Designing a Racing League

We love player progression – it’s important that we make the racing fun, but then we also want you to have a good reason to want to race, then race again. We could just have a series of loosely connected events for the player to work through, but we decided we wanted something with a little more meat.

Sometimes something as simple as “Level Select” can be pretty important. There have been a number of games that have lost my attention simply because the level selection wasn’t presented in an interesting way – maybe it was too gamey. Instead of an overworld map, the game just may just give me a grid of levels, firmly reminding me that “Yes, James. You are playing a game right now. You’re not a super-sweet ranger about to save the disgustingly quaint village of Smilesville from the fel-orc-goblin-ites.”
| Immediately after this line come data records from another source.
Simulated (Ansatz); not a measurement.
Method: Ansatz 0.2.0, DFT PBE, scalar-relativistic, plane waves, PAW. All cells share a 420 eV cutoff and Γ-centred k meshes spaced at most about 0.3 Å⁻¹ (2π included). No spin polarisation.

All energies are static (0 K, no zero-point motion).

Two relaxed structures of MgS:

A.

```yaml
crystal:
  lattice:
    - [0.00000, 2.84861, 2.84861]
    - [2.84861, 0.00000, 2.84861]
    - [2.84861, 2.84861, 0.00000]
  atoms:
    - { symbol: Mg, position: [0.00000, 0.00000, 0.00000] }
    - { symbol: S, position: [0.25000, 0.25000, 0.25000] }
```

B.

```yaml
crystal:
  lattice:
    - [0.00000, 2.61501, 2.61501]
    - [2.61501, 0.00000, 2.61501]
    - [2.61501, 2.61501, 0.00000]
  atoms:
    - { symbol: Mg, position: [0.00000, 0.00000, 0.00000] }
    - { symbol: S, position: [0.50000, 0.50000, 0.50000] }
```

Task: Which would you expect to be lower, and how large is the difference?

We threw around a bunch of ideas for Tail Drift. We knew we wanted to break the game into a series of leagues – each league being thematically different. We knew we wanted to have the player race through a series of events, and that the player has multiple options when deciding where to go next. Our first thought was to simply give the player three random events to choose from, and completely one event would replace it with another. Simple enough approach, you can choose your favourite event types, play through enough to unlock a final race, then move to the next league.

Something felt missing though – just using a selection of random events until we deem you awesome enough to compete in the final event for a league doesn’t really give much sense of progression. How far are you through the league? It’s a little hard to tell. What’s coming up next – no idea, it’s random. We felt we could do it a little better.

A node graph may sound boring, but bear with me. First, let me show you what I mean ┬áby node graph (and remember that this is all my terrible programmer placeholder art – none of this is final).

Node Graph

Each of those ringed capsules represents an event for the player to complete in. At the start of the league, all but the first node on the left is locked. Completing one of the nodes will unlock any other node it’s connected to. Each event can be one of several types – maybe it’s a classic race, or maybe it’s an elimination battle – and main goal of the league is to get from the first event on the left, to the final event on the right, then unlocking the next league. In the final version, each of these nodes will look different to show what event the player will be competing in, and what the track will look like.

The more we thought about using a node graph for our level selection, the more we liked it.

First, it neatly solved two problems. We want to give the player some choice on where to go next, and give them the ability to preference their favourite event types. By letting the player see the entire league, they can choose their path. Maybe they aren’t a huge fan of Time Trial events, but they love Classic Race, well, if you plan your path, you can get to those events that you love.

Secondly, it’s easy to tell how you’re progressing. You’ve got that map right there in front of you. You know how much you’ve done, and how much you have left.

Finally, it gave us a degree of control over the player experience to slowly introduce elements. Let’s just say there is an important mechanic we need to teach the player before moving on to a more advanced game mode. Maybe a player should know how to fly through a floating ring on the track before jumping in to a more advanced fast-paced Remix mode, with crazy objectives being thrown at them. By using a node graph, we can actually take away choice from the player. This may sound like a bad thing, but it’s really not. The node graph let’s use create bottlenecks in content to make sure the player can complete one challenge before moving on to something more advanced.

Node Graph Bottleneck

Effectively, this kind of map let’s just control the degree of choice a player can have, and still provide a guided and accessible experience for all players.

The final product will look much more interesting than what we have at the moment, but with a little imagination hopefully you can see the merit in using this kind of map for playing through a racing league.

What do you think about using a Node Graph for playing through a racing league?


One thought on “Designing a Racing League

  1. I like this solution, gives the player choice while also data mining their decisions in order to prioritize options you think they would enjoy, and gives a good sense of progression.

    Much stronger than randomization, and I’m a big fan of things that can have the variety of ‘random’ but are actually based on deterministic behavior, it’s fairer for the player.